But family ties proved stronger than Bode’s intention to go her own way.

“By 2007, I couldn’t stand it any longer. I was watching one of the most successful mentors I knew – my father – struggle,” Bode says. “I asked him to hire me for two years to help get this business recognizable.”

It wasn’t easy being employee No. 6. Pearson-Kelly Technology had no name recognition, no advertising budget and no money for more salespeople. Bode was undeterred. She dove into sales, producing a track record of success before tackling brand development. She used family connections for design, traded services for website development and got involved in the business community.

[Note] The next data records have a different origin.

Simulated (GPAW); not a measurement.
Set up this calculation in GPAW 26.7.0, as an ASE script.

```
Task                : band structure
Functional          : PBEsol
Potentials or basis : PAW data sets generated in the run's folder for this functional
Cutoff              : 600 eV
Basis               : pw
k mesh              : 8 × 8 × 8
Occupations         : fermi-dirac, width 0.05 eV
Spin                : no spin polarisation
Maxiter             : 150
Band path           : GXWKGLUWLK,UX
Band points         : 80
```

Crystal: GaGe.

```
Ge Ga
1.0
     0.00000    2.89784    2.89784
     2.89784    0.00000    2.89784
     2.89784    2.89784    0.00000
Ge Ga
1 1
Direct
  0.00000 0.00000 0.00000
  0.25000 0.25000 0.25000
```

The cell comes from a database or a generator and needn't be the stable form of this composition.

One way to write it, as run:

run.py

“Pearson-Kelly continued to grow, and I started hearing less and less of, ‘What is your company?’ ‘What do you do?’” Bode recalls.

The office equipment sales and service company was a finalist in both 2008 and 2009 for the Springfield Area Chamber of Commerce’s W. Curtis Strube Small Business of the Year Award, and in 2011, Kelly bought out his partner, a process Bode followed closely.

“I met with the CPA as we went through the valuation process. I met with the attorney as we went through the buy-sell contract,” she says. “I helped organize the way we’d communicate it to the employees in hopes of little-to-no disruption. It was a great experience for me.”

Bode was named vice president that same year while continuing in sales. She turned toward defining the company’s future moving forward, such as developing a succession plan and clearly defining long-term growth goals. She knew some employees might leave or that the right people might not be in the right places.

“In 2011, I had all the strikes against me. I was a 27-year-old female trying to lead in a man’s industry – technology – carrying the stigma of the owner’s daughter. In all honesty, I was excited but scared to death,” Bode says. “I had to decide whether to lead with fear or beat the odds. … I kind of liked this challenge. I had already been successful outselling competitors that were part of the good ol’ boys club. Why couldn’t I do this, too?”

She could, and she did. In 2017, Pearson-Kelly landed on Springfield Business Journal’s list of Dynamic Dozen companies for fast growth. At No. 12, the company reported 52 percent revenue growth from 2014-16. And in January, Bode became president of the company. Also this year, she was named a Difference Maker by ENX Magazine and a Young Influencer by The Cannata Report, both industry publications.

Bode also spends time with numerous organizations, including the Springfield Area Chamber of Commerce, Good Samaritan Boys Ranch and Rotary Club of Springfield Southeast.

“My love for the community where I was born and raised is extremely important to me.”